NU Online News Service, July 6, 3:45 p.m.
First Mercury Financial Corporation announced one its subsidiaries will buy Valiant Insurance Group for roughly $55 million, expanding its ability to write admitted specialty business and allowing it to enter the marine insurance market.
Valiant Insurance Group is the U.S. specialty insurance arm of Bermuda-based Ariel Holdings.
Southfield, Mich.-based First Mercury Corporation, whose operations include excess and surplus lines insurers and producers, said its principal insurance company operation--First Mercury Insurance Company--entered a definitive agreement to acquire Valiant for an amount equal to its anticipated tangible book value at closing.
The closing is expected to occur in fourth-quarter 2010.

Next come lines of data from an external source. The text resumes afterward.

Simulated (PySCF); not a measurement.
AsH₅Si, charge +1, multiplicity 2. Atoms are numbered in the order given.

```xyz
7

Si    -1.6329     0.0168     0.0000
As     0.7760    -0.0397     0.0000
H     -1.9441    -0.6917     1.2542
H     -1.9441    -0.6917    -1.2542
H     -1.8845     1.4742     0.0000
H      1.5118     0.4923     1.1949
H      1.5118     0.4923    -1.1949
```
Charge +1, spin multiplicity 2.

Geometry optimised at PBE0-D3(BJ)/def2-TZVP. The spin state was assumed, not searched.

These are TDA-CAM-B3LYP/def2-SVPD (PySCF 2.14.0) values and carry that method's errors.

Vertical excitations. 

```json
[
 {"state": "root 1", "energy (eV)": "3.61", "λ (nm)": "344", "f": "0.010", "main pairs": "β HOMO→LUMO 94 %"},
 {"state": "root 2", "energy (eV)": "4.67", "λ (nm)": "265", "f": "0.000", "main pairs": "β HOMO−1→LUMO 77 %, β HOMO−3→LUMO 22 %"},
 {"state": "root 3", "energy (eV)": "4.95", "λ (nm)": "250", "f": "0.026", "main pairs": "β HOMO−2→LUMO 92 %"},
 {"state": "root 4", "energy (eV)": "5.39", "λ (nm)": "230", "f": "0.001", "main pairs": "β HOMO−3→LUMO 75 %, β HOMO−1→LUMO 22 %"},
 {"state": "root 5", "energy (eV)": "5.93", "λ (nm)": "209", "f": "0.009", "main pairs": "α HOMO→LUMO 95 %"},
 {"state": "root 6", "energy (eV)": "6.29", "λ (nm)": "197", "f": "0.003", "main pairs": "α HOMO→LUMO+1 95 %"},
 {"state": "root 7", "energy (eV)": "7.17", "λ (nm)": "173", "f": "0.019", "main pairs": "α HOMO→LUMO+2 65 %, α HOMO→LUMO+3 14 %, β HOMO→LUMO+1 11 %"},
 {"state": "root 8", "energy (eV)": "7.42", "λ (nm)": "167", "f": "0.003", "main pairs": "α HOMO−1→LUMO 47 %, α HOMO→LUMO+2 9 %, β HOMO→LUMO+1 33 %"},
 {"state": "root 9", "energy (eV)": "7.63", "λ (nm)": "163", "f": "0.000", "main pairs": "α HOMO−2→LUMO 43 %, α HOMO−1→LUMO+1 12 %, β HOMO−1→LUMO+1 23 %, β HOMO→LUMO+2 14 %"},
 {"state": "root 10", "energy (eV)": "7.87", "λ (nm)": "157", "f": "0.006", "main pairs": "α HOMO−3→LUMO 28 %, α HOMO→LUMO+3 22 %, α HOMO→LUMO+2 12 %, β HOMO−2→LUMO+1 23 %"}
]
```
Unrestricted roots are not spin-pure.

Richard H. Smith, chairman, president and chief executive officer of First Mercury said, "For some time, we have been evaluating opportunities to enter the admitted market."
He added, "Valiant provides us with an attractive opportunity to gain admitted licensing, expand our resources in professional and management liability and selected specialty casualty underwriting classes, while adding marine underwriting capabilities to take advantage of improving market conditions in this line."
First Mercury said it will retain the primary and excess casualty, professional and management liability, and marine classes of business of Valiant's existing underwriting platform, and that it intends to retain Valiant's underwriting teams producing these classes of business.
First Mercury said it will not retain classes of Valiant business that are not consistent with its specialty niche underwriting focus.
First Mercury Financial ranked as the 22nd largest writer of excess and surplus lines business in 2009 with $292.1 million in direct E&S premiums, according to a recent listing of top E&S published by National Underwriter.
New York-based Valiant started operations in 2007 when Bermuda-based Ariel purchased the company as a shell to serve as its platform for a U.S. specialty insurance business.
Ariel is one of the Class of 2005 Bermuda companies set up with $1 billion of capital from private equity investors in the wake of Hurricanes Katrina, Rita and Wilma to capitalize on opportunities in the property-catastrophe reinsurance market.
Through May 31, 2010, gross written premiums for Valiant were approximately $34 million, First Mercury said, adding that in the 12 months following the closing of the transaction, First Mercury anticipates that Valiant will write approximately $50-to-$60 million of gross written premiums.
According to Highline Data, Valiant wrote $54 million in gross premiums in total on a statutory basis in 2009.
First Mercury said it intends to retain only about 33 percent of Valiant's anticipated gross written premiums, while reinsuring the rest, noting that this is consistent with a past practice to prudently use reinsurance on newer lines of business.
First Mercury said it does not expect the Valiant deal to have a material effect on 2010 earnings and expects the transaction to be modestly accretive to earnings in 2011.
BofA Merrill Lynch acted as exclusive financial advisor to First Mercury on the transaction, and McDermott Will & Emery LLP acted as First Mercury's legal advisor.
Aon Benfield Securities Inc. acted as exclusive financial advisor to Ariel on the transaction, and Katten Muchin Rosenman LLP acted as Ariel's legal advisor.